The Science

The core science of KELT and the reason for the KELT project is to detect transiting planets around bright stars.   A transiting planet, if it is bright enough to allow Radial Velocity (RV) measurements of the planet’s orbit, allows a derivation of full orbital parameters through combination of transit and RV data, yielding the orbital inclination, eccentricity, and tight constraints on the planet mass. Measurement of the planet radius from the transit light curve, combined with the mass, provides the planet density, placing critical constraints on the planet composition and core mass. And observations of light from the planet itself via reflected starlight or thermal emission, as well as spectroscopy of starlight transmitted through the planet’s atmosphere, all become possible.

While there are hundreds of transiting planets known, and hundreds of bright stars known with radial-velocity exoplanets, only 18 bright transiting exoplanets have so far been discovered: three brighter than V=8, five additional planets brighter than V=9, and ten additional planets brighter than V=10 (see below).

The few transiting planets brighter than V=10 are going to be the benchmark systems that astronomer will use over the next decade to understand the nature of exoplanets, and to understand their formation and evolution.

KELT is designed to discover more of these extremely valuable planets.  We have designed our telescopes to achieve maximum precision around V=8, and to maintain precision to better than 1% accuracy as faint as V=10.  Due to various optical and detector properties, our sensitivity to transiting planets can in certain cases reach as bright as V=7.5 and as faint as V=11.

The brightness range of 8 < V < 10 is a special one.  RV surveys are able to probe all the brightest stars on the sky for the kinds of planets that KELT can find.  However, because there are so many more faint stars than bright ones, the large time investment that the RV technique requires means that it is not possible to survey all stars at V=8 and fainter.   That is where transit surveys become more useful.  It is also the brightness range where there should still be some undiscovered transiting giant planets, and where the optics of KELT allow us to survey a large fraction of all those stars on the sky.
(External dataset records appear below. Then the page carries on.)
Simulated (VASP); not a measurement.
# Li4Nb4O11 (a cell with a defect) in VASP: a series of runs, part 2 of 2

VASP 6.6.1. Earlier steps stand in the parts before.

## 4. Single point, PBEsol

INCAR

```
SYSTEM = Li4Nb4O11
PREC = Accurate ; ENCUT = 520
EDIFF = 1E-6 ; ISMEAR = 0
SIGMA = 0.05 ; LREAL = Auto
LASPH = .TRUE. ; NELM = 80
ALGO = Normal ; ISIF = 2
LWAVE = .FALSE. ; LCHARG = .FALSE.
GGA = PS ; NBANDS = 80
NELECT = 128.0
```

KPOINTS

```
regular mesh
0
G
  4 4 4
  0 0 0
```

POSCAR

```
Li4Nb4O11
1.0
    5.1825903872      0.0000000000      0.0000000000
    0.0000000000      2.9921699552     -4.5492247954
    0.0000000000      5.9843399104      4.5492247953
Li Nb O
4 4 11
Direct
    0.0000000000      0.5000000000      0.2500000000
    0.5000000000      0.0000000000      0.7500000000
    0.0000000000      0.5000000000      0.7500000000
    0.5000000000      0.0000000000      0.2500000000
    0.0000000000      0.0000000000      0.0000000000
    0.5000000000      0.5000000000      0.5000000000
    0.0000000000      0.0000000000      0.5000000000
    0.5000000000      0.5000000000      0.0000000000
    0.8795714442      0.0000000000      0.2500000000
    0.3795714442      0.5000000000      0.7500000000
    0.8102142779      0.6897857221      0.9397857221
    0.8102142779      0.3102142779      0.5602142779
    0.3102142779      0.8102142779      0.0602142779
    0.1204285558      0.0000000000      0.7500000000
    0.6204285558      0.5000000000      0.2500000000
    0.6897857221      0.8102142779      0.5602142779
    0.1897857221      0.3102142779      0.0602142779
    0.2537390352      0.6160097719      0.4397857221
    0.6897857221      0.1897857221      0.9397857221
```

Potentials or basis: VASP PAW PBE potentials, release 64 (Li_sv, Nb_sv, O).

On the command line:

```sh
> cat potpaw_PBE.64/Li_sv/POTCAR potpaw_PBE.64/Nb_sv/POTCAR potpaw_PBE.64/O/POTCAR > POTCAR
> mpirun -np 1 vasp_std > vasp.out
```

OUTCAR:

The Kinds of Planets KELT-South Can Find

Because of the way a ground-based transit survey operates, KELT is looking for transiting hot Jupiters, by which we mean planets in orbital periods of less than 10 days, and masses larger than about half the size of Jupiter.  These planets are intrinsically rare, only about 0.5% of dwarfs have hot Jupiters.  Furthermore, we will only be able to detect those where the orbital plane of the planet is inclined just right to create a transit along our line of sight.  Assuming that exoplanet orbits are oriented randomly, the probably of a hot Jupiter transiting is about 10%.  Finally, in order for us to make a detection, we actually have to see the host star experiencing the transit.  Since we cannot observe 24 hours a day, we naturally miss a lot of transits events.  Both the probability of a favorable orientation, and the chance that we will actually observe a transit when it occurs, drop dramatically the longer the orbital period is.  That is why we cannot find planets in orbits much longer than 10 days.

What about smaller planets in short-period orbits?  It turns out that the size of a transit signal drops proportionately to the square of the planet’s radius.